Intermittency in crystal plasticity informed by lattice symmetry

TL;DR

This paper introduces a nonlinear 3D phase field model for crystal plasticity that incorporates lattice symmetry, revealing complex energy landscapes and scale-free slip avalanches influenced by symmetry and dislocation interactions.

Contribution

The model uniquely accounts for the lattice symmetry group G, enabling the simulation of dislocation dynamics and slip processes without auxiliary hypotheses.

Findings

Reveals scale-free intermittency in plastic flow with power-law slip avalanche statistics.

Shows the influence of lattice symmetry and compatibility on dislocation behavior.

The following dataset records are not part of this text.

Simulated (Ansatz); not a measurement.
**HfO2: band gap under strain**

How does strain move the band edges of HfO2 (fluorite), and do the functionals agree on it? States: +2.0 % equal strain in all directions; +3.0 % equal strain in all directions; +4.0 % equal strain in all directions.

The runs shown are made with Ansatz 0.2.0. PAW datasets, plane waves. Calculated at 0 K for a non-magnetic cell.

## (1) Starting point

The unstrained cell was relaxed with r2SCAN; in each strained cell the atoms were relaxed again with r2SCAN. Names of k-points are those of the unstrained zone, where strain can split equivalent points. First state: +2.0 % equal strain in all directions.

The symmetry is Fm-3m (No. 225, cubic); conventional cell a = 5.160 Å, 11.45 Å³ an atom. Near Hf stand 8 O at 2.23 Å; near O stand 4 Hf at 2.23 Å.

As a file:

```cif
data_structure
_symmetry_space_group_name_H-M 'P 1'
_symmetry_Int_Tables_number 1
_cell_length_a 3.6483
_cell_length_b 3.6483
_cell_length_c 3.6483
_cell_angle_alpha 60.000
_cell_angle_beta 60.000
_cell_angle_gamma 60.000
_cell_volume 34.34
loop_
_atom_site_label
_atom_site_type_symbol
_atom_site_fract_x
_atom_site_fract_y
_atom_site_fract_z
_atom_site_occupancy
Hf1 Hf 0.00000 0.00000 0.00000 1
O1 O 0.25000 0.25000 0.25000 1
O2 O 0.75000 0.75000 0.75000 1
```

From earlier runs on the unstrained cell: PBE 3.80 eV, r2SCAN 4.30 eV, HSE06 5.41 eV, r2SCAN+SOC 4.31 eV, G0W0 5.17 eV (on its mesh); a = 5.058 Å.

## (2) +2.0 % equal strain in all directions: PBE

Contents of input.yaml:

Captures long-range elastic fields and complex dislocation distributions.

Abstract

We develop a nonlinear, three-dimensional phase field model for crystal plasticity which accounts for the infinite and discrete symmetry group G of the underlying periodic lattice. This generates a complex energy landscape with countably-many G-related wells in strain space, whereon the material evolves by energy minimization under the loading through spontaneous slip processes inducing the creation and motion of dislocations without the need of auxiliary hypotheses. Multiple slips may be activated simultaneously, in domains separated by a priori unknown free boundaries. The wells visited by the strain at each position and time, are tracked by the evolution of a G-valued discrete plastic map, whose non-compatible discontinuities identify lattice dislocations. The main effects in the plasticity of crystalline materials at microscopic scales emerge in this framework, including the long-range elastic fields of possibly interacting dislocations, lattice friction, hardening, band-like vs. complex spatial distributions of dislocations. The main results concern the scale-free intermittency of the flow, with power-law exponents for the slip avalanche statistics which are significantly affected by the symmetry and the compatibility properties of the activated fundamental shears.